Gazit-Globe’s new US subsidiary hopes to feast on the wounded retail sector

Miami /
May.May 08, 2017 02:30 PM

From TRD New York: As others retreat from the battered U.S. retail space, a subsidiary of a major Israeli player sees an opportunity to pick up distressed assets on the cheap.

Global Horizons, the U.S. arm of Tel Aviv-based Gazit-Globe Ltd., has approximately $2 billion in potential spending power, and much of it could be deployed on retail in American gateway cities, according to newly-appointed president and CEO Jeffrey Mooallem.

Mooallem, who joined the company from retail-focused real estate investment trust Federal Realty Investment Trust, told The Real Deal that he plans to focus on acquiring retail assets in markets such as New York, Miami and Los Angeles, despite uncertainty surrounding the future of the sector.

Manhattan saw a net loss of 24 chain stores last year and Ralph Lauren’s decision to close its Fifth Avenue flagship store fueled speculation that the struggling retail industry was dragging down the retail real estate market, TRD reported. Thousands of mall-based stores, such as JCPenney, Macy’s and Sears, are also shuttering across the country. Developer Billy Macklowe recently said retail is “fucked, plain and simple.”

“I believe everything is still cyclical,” Mooallem said, “so it makes sense for us to be zigging while others are zagging.”

A good chunk of Global Horizons’ cash was generated through the 2016 merger of Gazit’s former U.S. subsidiary, Equity One, with Regency Centers Corporation. The parent company, headed by Chaim Katzman, is focused on supermarket-anchored shopping centers in urban markets across the world.

Mooallem said he believes there will be opportunity arising from distress in the market in 2018. While high street retail on strips such as Fifth and Madison Avenues may still be overpriced, an inevitable correction could spell opportunity for well-capitalized firms like Gazit, though there’s no pressure to buy quickly.

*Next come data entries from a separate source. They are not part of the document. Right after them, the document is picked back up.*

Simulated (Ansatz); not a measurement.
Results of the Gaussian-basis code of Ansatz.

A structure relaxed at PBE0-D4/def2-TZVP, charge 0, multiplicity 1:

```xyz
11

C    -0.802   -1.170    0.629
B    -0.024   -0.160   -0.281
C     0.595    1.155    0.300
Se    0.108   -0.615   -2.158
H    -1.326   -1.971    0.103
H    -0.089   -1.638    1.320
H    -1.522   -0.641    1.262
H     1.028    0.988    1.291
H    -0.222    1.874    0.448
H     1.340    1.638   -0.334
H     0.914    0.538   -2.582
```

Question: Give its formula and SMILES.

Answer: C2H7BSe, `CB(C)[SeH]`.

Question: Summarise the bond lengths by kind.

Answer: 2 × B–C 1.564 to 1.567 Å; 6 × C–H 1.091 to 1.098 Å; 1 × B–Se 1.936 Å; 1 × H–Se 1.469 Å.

“I’d rather have $2 billion in cash and no assets right now than $2 billion in assets and no cash,” he said. “If prices adjust, we can be more aggressive.”

He is also looking for underutilized retail in the boroughs, he said.

Mooallem appears to be following the lead of executives such as Steve Roth of Vornado Realty Trust, who said last month that there is enormous opportunity for those with capital to “feed on the carnage” of the retail sector.